From a quick reference to the Decision of the trial court in SEC Case No. 68524, it is readily apparent that the trial court had already granted the prayer of petitioner in its Complaint. In other words, petitioner prevailed in the court a quo. As can be seen from the complaint of the petitioner and the RTC decision, the underlying prayer of the petitioner in its Complaint had been granted in the decision of the trial court. In a very real sense, therefore, the RTC has already granted what the petitioner had asked for in its Complaint.

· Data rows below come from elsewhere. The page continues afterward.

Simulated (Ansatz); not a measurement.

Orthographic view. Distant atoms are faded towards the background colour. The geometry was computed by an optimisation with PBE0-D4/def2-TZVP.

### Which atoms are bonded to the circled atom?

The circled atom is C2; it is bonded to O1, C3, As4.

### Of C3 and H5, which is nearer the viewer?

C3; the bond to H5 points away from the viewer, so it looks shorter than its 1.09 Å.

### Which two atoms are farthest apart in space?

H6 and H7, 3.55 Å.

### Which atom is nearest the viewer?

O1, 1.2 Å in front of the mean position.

Even more, during the hearings before the trial court, Mr. Ralph Bergen had already personally testified, hence, foregoing any need for taking his deposition.23

Considering the trial court's Decision dated 27 December 2006 in SEC Case No. 68524 and the personal testimony of Bergen before the trial court, this Court finds that the issue of whether a commission should be issued for the taking of depositions of petitioner's witnesses has indeed become moot.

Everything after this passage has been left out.